Margin Call

Posted on by Thomas DeGrace

Margin Calls is when the % of equity verses the debt falls below the broker’s min. standards, a margin call is issued to either come up with the money to bring the equity back to 50% or the shares of the portfolio will be sold to bring it up to 50%.  There is usually only a few days to come up with the money. (if you have 1000 dollars and buy 20 shares of CMGI at $100 a share.  Thus borrowing $1000.  If your broker min. requirement  is 30%, then you will get a margin call if CMGI drops to 71 1/4. After your margin call you are either expected to pay $575 or 8 shares of your CMGI will be sold bringing your total value of your portfolio to 425. Using margin can double your profits or double your losses. Be careful and is a good habit to either not use it or borrow 20% or less of your stock’s value)
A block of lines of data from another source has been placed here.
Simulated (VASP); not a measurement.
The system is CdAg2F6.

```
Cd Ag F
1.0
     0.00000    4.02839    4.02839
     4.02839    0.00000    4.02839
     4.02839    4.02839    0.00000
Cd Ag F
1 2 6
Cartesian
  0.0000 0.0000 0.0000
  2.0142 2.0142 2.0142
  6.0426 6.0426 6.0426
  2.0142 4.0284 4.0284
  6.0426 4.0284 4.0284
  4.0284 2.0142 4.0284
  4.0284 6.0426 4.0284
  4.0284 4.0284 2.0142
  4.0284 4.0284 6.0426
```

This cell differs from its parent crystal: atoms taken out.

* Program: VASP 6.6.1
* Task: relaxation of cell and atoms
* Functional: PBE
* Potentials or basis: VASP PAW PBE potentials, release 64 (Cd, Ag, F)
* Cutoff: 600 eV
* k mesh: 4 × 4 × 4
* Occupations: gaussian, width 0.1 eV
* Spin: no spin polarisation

Understand How Margin Call Works

Margin Buying is also referred as buying Stocks on margin. Interest on borrowing on margin is far lower than any credit card and about as cheap as a home mortgage interest rate. If used properly is can be a great tool. You are allowed to borrow up to 50% of your stock’s current value. You can use that borrowing power to buy more stock or use the cash for something else. So with $1000 worth of cash you can buy $2000 worth of stock borrow $500 worth of cash.